Clipper Realty nearly doubles city rent on 342K sf lease in Downtown Brooklyn

The city's Human Resources Administration and Environmental Protection arranged a lease for 353,000 sf at 250 Livingston Street (Photo: Google)
Lease originally signed in 1997 started with rents under $20 per foot
By Adam Pincus
UPDATED 5:53 p.m., Apr. 25: David Bistricer’s Clipper Equity will nearly double the rent two city agencies are currently paying for 342,496 square feet at 250 Livingston Street in Downtown Brooklyn, to $14.94 million per year, city documents show.
The city’s Human Resources Administration and the Department of Environmental Protection have negotiated the 10-year lease at the 12-story building located between Bond and Hoyt streets. The lease is expected to start in August 2020, with an average rent of about $43.62 per foot, according to city calculations. The lease includes the right of termination after five years.
The current rental payment is about $7.7 million per year, according to a PincucCo Media analysis of U.S. Securities and Exchange Commission records for a 2016 lease renewal and Clipper Realty’s prospectus.
The deal highlights the soaring growth in Downtown Brooklyn’s property values since the original lease was signed in 1997 when office rents were under $20 per foot. The neighborhood is undergoing rapid growth, for example across the street at 11 Hoyt Street, Tishman Speyer and Vanke are developing a 481-unit condominium building. And Tishman has another project under construction a block west, rising above the old Macy’s & Co. building, with an address of 181 Livingston Street know as The Wheeler.
Despite the sharp rise, the new deal in some ways could be viewed as below market. In the SEC filing from 2016, Bistricer’s firm said it had signed a deal at 141 Livingston Street that would escalate to about $50 per foot in 2020, and noted there would be an $8.5 million bump if the 250 Livingston deal were signed at that level. Instead, the deal was closer to $42 per foot, yielding a bump of about $7.2 million.
“The lease that is expiring was set almost two decades ago, hence very low expiring rent,” David Bistricer, company CEO, said in an email. “[The] new rent is below market.”
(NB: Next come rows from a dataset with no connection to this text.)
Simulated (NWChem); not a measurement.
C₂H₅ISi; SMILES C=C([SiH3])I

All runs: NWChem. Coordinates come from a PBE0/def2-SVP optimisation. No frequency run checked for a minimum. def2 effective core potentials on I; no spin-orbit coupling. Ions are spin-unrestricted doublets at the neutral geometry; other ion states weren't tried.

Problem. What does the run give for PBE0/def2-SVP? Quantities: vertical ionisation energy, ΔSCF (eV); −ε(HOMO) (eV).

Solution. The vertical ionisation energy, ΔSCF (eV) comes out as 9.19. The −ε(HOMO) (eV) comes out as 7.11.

Bistricer purchased 250 Livingston Street (also known as 240 Livingston Street) along with several adjacent parcels and the nearby office building 141 Livingston Street, in 2002 for $25.6 million, city records show. Bistricer sold the adjacent parcels in 2005 for $25 million to Schlomo Karpen, who constructed a 27-story rental building with two towers at 236 Livingston Street, which opened in 2010.
When Bistricer bought 250 Livingston, it was five years into the lease first signed in 1997. The total building was measured at about 294,000 square feet. Between 2003 and 2013, Bistricer converted space on the top four floors to 36 residential apartments, totaling 26,800 square feet. The city leased the remaining 267,000 square feet.
While the commercial space has not been enlarged, the building was re-measured using the Real Estate Board of New York’s standards, which increased the measurement of the office portion of the building by about 32 percent, from 267,000 square feet to 353,000 square feet. At the same time, the rent has grown from under $20 per foot to $42 per foot.
Clarification: The original version of this story relied on figures from U.S. SEC filings, which said the leased space was approximately 353,000 sf, which resulted in an approximate price per square foot of $42.00. After publication, a representative from the city provided the figure of 342,496 sf as the lease size.